Step 3: Draft wisely.

©DANIEL GLUSKOTER
The Astros core of Jose Altuve, Alex Bregman and Carlos Correa (pictured L-r) are all home grown talent from Houston’s organization. None have played a Major League game for another team.

 

Wade made the most of his last draft as the Astros GM, choosing George Springer with the 11th pick in the June 2011 draft. Luhnow would have the luxury of drafting either first or second overall in the next four drafts,  adding Carlos Correa, Lance McCullers and Alex Bregman to the minor league organization. Other drafted players would be would become trade chips used to acquire impact players from other teams.

Step 4: Invest in the International Free Agent Market

Two key players on the 2019 Houston roster were acquired via the international free agent market. Infielder Yuli Gurriel was one of the best hitters in Cuba, and when he finally chose to defect at age 32, the Astros scooped him up, signing him to a five year, $47.5 million contract. Back in 2007, a few weeks after having been sent home from a tryout in his native Venezuela, Altuve re-appeared in an Astros camp. The team agreed to sign the diminutive player for a meager $15,000, and he hit his way through the minors, though he never appeared on any top prospect lists, primarily due to his 5’6” frame.  Since his debut in 2011, Altuve hasn’t stopped hitting, winning the 2017 AL MVP. The Astros have utilized some of their international free agent signings in impact trades, bringing in C Brian McCann in 2016 in return for two such players. McCann would be the primary catcher on their World Series winning team the following year.

©DANIEL GLUSKOTER
Cuban born Yuli Gurriel is coming off a season where he established career highs with 31 home runs and 104 RBI’s in just his fourth year in the Majors.

 

Step 5: Trade aggressively.

The Astros used their wealth of young talent, built through the draft and from trading off expensive veterans during their 2011-2013 nadir, to acquire impact players to compliment their young core.

In 2015, they dealt former top overall pick Mark Appel and four other minor leaguers to acquire reliver Ken Giles from the Phillies.  Three years later, they would package Giles and two more minor leaguers to acquire the aforementioned  Osuna to be their current closer.

In 2016, they moved pitcher Josh Fields to the Dodgers in exchange for recent international signee Yordan Alvarez. The tall Cuban is the presumptive 2019 AL Rookie of the Year.

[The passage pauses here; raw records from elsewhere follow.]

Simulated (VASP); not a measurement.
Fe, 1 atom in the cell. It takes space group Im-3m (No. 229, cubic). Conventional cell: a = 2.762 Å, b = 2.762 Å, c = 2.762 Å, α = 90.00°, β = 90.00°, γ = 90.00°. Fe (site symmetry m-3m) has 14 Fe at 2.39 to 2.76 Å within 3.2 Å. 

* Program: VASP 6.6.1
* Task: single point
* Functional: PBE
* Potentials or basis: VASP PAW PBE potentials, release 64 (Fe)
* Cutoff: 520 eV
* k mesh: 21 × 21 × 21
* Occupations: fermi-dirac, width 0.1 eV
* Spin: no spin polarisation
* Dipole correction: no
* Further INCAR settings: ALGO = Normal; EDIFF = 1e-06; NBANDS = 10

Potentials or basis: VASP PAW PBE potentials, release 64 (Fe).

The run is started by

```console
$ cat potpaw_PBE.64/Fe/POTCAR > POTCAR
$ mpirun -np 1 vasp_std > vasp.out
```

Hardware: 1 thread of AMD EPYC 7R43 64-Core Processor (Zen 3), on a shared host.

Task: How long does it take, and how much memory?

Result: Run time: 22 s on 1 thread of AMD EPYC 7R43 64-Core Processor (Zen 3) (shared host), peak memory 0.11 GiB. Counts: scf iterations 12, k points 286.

At the 2017 trade deadline, they sent 2015 first round pick Daz Cameron and two other minor leaguers to the Tigers to snag future Hall of Famer Justin Verlander.In early 2018, they used four minor leaguers to import likely 2019 AL Cy Young winner Gerrit Cole from the Pirates. At the trade deadline this season, Houston utilized three recent first round picks to persuade Arizona to part with former Cy Young winner Zack Greinke.

©DANIEL GLUSKOTER
The Astros trade deadline acquisition of Zack Greinke added a third elite starter to their rotation and has them a win away from their second World Series title in three years.

 

Not all the Astros wheeling and dealing ended up working out as well. Houston had reliever Josh Hader, acquired in a trade from Baltimore in 2013, but they moved him to Milwaukee in a 2015 deal to add righty Mike Fiers to their rotation.

Houston had drafted (2009) and developed J.D. Martinez, but the team didn’t buy into the young slugger’s new swing mechanics in 2014 despite his excellent spring training performance. The team released Martinez in late March of that year, and two days later, the Tigers signed him as a free agent. Martinez has gone on to become one of the top five hitters in all of baseball over the past six seasons.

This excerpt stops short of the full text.